Qaradawi and the Struggle for Modern Islam

Understanding the late Egyptian cleric is key to understanding the Muslim world today

Qaradawi and the Struggle for Modern Islam
Sheikh Yusuf al-Qaradawi receives flowers from Palestinian girls upon arrival at Rafah Crossing in the southern Gaza Strip May 8, 2013 (Said Khatib/AFP via Getty Images

No matter where I went in the 1990s, books and tapes of his sermons were always there, whether in Egypt, Syria or Yemen. People told me the same about Malaysia, Nigeria, South Africa and Sudan. Even before the explosion of digital media, Yusuf al-Qaradawi was one of the most popular contemporary Sunni Muslim scholars, known around the world. Born in 1926, he died in September at the age of 96. Despite leaving behind a worldwide community of devotees, his adherents are having difficulties mourning in public in his home country, Egypt. This is because the jurist and legal thinker had close ties with the Muslim Brotherhood — banned as a terrorist organization under current Egyptian law.

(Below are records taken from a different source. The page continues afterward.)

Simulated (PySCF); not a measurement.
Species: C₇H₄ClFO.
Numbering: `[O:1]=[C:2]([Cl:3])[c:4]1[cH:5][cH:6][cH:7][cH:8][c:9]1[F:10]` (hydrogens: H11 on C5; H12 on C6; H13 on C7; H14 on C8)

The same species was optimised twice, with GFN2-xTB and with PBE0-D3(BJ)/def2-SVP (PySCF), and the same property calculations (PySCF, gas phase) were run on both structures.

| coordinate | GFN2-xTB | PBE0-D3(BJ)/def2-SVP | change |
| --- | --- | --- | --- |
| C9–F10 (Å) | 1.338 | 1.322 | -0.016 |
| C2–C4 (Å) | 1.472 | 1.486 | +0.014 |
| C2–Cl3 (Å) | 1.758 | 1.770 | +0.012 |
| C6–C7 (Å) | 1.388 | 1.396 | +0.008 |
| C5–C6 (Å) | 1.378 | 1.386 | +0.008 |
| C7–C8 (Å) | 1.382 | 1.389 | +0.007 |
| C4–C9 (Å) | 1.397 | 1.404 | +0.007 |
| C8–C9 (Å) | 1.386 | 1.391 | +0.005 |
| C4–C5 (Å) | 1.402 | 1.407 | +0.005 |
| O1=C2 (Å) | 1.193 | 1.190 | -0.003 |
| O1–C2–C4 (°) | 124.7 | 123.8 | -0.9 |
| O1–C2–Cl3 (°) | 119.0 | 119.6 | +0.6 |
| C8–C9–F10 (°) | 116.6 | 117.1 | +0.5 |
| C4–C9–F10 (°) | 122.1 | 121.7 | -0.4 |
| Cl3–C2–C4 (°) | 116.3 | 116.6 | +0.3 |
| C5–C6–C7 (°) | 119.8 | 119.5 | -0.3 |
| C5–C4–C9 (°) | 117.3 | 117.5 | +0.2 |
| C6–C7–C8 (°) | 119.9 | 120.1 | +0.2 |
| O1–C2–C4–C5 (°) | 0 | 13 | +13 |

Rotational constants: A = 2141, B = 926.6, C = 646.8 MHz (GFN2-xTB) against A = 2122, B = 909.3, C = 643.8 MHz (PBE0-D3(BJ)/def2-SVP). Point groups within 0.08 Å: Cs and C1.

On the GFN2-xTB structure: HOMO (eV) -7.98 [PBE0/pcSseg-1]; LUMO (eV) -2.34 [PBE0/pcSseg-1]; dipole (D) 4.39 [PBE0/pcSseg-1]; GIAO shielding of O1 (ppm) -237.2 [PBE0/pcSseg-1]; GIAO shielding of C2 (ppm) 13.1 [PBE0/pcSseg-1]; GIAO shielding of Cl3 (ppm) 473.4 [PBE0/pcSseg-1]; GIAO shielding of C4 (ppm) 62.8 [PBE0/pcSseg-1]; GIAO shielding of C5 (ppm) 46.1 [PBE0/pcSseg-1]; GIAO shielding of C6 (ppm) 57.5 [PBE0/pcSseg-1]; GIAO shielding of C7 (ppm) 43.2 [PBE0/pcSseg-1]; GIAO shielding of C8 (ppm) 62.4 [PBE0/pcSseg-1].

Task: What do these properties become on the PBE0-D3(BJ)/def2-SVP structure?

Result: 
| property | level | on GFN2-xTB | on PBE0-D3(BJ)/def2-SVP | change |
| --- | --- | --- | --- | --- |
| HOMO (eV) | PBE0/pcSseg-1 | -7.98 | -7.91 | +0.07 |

Early in my career as a student of the contemporary Muslim world, it became clear to me that ignoring Qaradawi was not an option. Yet getting to know the prolific writer was not easy either, especially if, as in my case, you come not from an Arabic-speaking or a Muslim household but rather from a well-nigh atheist, East German family. There was no mention in East Germany of the Muslim Brotherhood or similar organizations. Since they weren’t anti-fascists, friendly communists or one of the pillars of the capitalist system, it was tricky to categorize them. It was difficult to pigeonhole an anti-imperialist, anti-colonial and sociopolitically-oriented Islamic movement. In the Cold War atmosphere of the time, the movement was of little interest in East Germany, though Egypt’s former President Gamal Abdel Nasser had been well-known and considered an ally. Only when the Berlin Wall fell and I began to travel did my perspective change. The dramatic transformation of the geopolitical map helped me understand that Islam and Islamic movements had been of no small importance — political and otherwise — to many people in Egypt as well as, for example, in South Yemen, to mention another erstwhile “brother” state of East Germany.

As a young man, Qaradawi was a member of the Muslim Brotherhood movement founded in Egypt in 1928. He later resigned from active membership but remained one of its intellectual and spiritual leading figures. After serving a prison term during one of Nasser’s crackdowns on the movement, at the age of 35, Qaradawi left Cairo for Doha, as many of his fellow Brothers (“Ikhwan”) also did. He settled there, married, fathered four children and even became a Qatari citizen. It was there that he began his career as an internationally-known scholar and global media mufti.

In many respects, understanding Qaradawi is key to understanding the discourse and struggle within modern Islam today.

I was able to get to know Qaradawi and his teachings, legal theory and practice, sermons, fatwas and studies when I focused my doctoral thesis on his use of new media. I visited him in Doha in the early 2000s, speaking to him and his staff. It was around this same time that he expressed his support for Palestinian suicide attacks in the wake of the second intifada against Israel. This complicated things. It was, indeed, probably the most difficult part of working on him because he went beyond merely defending Palestinians and used exceptionally harsh language against Israelis and Jews that was unacceptable to me. This language contrasted with many of his other views, which were often balanced.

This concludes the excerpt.